I tried to understand the integral form of the AGM and its connection to the complete elliptic integral of first kind. (similar to this question)
The main point is to show that
$$\int_0^{\frac{\pi}{2}} \frac{\mathrm{d}\theta}{\sqrt{x^2 \cos^2 \theta + y^2 \sin^2 \theta}}=\int_0^{\frac{\pi}{2}} \frac{\mathrm{d}\phi}{\sqrt{(\frac{x+y}{2})^2 \cos^2 \theta + x y \sin^2 \phi}}$$
as, e.g., in the Wikipedia article and using the substitution
$$ \sin \theta = \frac{2 x \sin \phi }{ (x+y)+(x-y) \sin^2 \phi} $$
It was not difficult but quite cumbersome to make all the simplifications to show eventually that all this is true.
But then, how on earth do you come up with this substitution in the first place.
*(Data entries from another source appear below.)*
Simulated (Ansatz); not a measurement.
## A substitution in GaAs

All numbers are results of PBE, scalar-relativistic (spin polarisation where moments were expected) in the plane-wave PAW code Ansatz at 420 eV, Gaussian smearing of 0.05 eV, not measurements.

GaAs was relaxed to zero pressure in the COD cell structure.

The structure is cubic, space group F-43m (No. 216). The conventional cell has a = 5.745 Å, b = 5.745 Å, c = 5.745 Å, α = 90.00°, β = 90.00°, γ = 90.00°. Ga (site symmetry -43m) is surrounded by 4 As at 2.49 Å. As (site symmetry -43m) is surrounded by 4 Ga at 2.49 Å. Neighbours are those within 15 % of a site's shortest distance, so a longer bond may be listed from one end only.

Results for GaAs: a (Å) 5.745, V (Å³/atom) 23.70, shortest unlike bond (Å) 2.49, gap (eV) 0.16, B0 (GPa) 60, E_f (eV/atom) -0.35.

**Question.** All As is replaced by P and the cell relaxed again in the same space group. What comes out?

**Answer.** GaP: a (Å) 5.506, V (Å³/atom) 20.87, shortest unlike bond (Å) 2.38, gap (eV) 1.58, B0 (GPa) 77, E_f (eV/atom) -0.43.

Do you need to be a genius like Gauss or is there a somewhat simple motivation for the substitution?
A reasonable goal probably was trying to find a substitution that gets $x \rightarrow x'$ and $y\rightarrow y'$ with $x'=y'$. Which you actually get in the sense of a limit to the AGM, but still makes me wonder how to imagine the choice of substitution.